Since the “Great Recession” ended in June of 2009, America’s economy has rebounded slower than desired, but is still doing better than the rest of the world thanks to manufacturing.

     According to Senior Economist William Strauss of the Federal Reserve Bank of Chicago, manufacturing in the United States has recaptured 116% of its production loss, while averaging 4.9% growth annually.  U.S. manufacturing utilization, which fell below 64% in 2009, has risen to nearly 80%—a level not reached since the economic boom of the 1990s.

     Even though U.S. manufacturing has recaptured only 38.2% of its jobs loss due to increased worker productivity and technology gains, such industrial growth has contributed to a steadily declining unemployment rate that the Federal Reserve Bank is projecting to return to the historical norm of 5.2% by 2017, if not 2016.  In Illinois, the 6.2% year-end unemployment rate remained higher than the 5.7% national average.  State rates for January were scheduled for release on March 17.

     The revival in the U.S. automotive industry—which is a major economic engine in DuPage County municipalities such as Aurora, Elmhurst, Lisle, Naperville and Westmont—has driven much of manufacturing’s rebound and allowed the Midwest to recover at a faster pace than the rest of the country.  Light vehicle sales of 16.4 million units are at pre-recession levels.  With the average age of a U.S. auto at 11 years old, vehicle sales are forecast to increase 3% in 2015 and 1% in 2016 to around 17 million units—a level not surpassed since the new millennium.

     Motor vehicles and parts has grown nearly 150% since June of 2009, while primary metals, computer and electronic components, machinery and durable goods are up 50% to 70%.  Fabricated metal products, plastics and rubber products, manufacturing, wood products, miscellaneous durable goods and electronic equipment, appliances and components are up at least 25%.

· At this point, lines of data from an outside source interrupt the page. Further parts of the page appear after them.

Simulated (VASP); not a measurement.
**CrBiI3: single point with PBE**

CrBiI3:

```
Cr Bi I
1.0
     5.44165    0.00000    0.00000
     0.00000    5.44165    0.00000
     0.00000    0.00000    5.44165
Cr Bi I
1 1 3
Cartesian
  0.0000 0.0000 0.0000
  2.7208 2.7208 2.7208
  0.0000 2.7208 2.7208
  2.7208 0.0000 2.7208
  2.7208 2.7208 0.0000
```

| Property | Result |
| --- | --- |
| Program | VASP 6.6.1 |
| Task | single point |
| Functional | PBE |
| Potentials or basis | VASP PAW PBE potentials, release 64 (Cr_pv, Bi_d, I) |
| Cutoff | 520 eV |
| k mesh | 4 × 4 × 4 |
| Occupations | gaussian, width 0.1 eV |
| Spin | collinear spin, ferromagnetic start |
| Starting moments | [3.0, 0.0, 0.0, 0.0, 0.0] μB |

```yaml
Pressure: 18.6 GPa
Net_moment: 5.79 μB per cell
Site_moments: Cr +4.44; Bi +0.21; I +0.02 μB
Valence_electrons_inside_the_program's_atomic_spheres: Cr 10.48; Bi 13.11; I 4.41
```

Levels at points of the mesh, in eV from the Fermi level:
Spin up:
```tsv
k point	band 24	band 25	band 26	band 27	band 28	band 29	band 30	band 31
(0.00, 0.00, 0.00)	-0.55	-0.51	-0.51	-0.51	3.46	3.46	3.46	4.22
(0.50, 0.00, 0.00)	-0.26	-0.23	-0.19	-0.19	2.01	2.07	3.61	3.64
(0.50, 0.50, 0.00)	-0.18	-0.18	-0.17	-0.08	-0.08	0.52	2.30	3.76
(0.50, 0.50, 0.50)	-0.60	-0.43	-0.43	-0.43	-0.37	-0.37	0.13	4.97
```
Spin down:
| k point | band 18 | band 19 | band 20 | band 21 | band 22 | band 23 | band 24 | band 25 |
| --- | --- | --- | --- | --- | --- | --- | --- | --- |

     While orders, production and hiring are slower to start 2015 than in 2014, manufacturing is still growing and expanding.  Industrial production is forecast by the Fed to increase at a pace above trend at 3.4% in 2015 and 3.2% in 2016, which would outpace the growth forecast in the U.S. economy or Gross Domestic Product (GDP) of less than 3%.

      With only 5% of the earth’s population, the U.S. still accounts for 24% of the world’s manufacturing production—compared to 25% in 1970—with China a distant second at 16%.